Iraqi forces battled to retake districts of western Mosul still under control of terror group ISIS on Monday, in an attempt to seize victory before the holy month of Ramadan.

Backed by US-led coalition air strikes and advisers, Iraqi forces have made rapid gains since opening a new front in the northwest of Mosul earlier this month, closing in on the Old City.

Outnumbered, militants have retaliated with suicide car bombs and snipers embedded among the hundreds of thousands of civilians trapped in west Mosul. Many local people have been killed by militants or heavy bombardments.

“If we advance this quickly we can finish it in days,” First Lieutenant Nawfal al-Dhari told Reuters at a house turned into a temporary base in the western Islah al-Ziraie district, retaken by Iraqi forces three days ago.
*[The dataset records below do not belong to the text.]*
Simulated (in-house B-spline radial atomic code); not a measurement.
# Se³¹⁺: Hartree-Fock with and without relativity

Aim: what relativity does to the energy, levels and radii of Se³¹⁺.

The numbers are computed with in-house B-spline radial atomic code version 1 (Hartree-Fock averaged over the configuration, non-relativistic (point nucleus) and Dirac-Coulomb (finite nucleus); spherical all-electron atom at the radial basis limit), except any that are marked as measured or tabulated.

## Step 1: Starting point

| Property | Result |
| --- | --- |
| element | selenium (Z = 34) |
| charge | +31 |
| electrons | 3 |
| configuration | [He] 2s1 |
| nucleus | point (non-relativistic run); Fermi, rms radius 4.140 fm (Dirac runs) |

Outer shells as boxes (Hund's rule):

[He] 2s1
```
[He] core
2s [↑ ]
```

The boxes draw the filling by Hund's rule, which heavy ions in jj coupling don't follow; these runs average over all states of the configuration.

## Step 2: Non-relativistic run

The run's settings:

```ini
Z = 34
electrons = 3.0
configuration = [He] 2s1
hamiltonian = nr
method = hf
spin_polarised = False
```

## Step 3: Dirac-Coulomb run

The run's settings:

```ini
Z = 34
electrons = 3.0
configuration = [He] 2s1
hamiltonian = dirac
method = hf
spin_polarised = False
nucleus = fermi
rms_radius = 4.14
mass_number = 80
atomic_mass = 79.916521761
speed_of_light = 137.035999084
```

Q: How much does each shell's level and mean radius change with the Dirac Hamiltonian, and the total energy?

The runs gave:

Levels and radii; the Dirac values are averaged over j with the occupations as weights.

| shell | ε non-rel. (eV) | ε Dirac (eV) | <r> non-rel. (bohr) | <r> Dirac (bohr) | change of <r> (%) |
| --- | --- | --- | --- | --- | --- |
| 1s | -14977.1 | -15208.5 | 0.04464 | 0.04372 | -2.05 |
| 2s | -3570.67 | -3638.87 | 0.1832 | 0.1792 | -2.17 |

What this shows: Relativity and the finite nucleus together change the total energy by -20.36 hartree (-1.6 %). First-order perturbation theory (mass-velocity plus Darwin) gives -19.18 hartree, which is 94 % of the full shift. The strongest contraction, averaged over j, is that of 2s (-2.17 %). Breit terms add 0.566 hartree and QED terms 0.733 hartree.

“These are their dying breaths. They are completely surrounded.”

He said the momentum was with Iraq’s elite Counter Terrorism Service (CTS), the US-trained special forces who have led the campaign to retake the country’s second city, despite continued resistance from ISIS fighters.

“If you trap a cat in a room, it will scratch,” he said.

Retaking the mosque, where ISIS leader Abu Bakr al-Baghdadi in 2014 declared a “caliphate” spanning swathes of Syria and Iraq, would be both a symbolic and strategic victory.

Military commanders and intelligence officials say they aim to take control of al-Nuri mosque before Ramadan starts at the end of this month so they can declare the battle won, even if the militants continue to hold out in pockets.

They said the number of ISIS militants still fighting was shrinking, and they were increasingly disorganized and short of arms, ammunition and equipment following months of siege.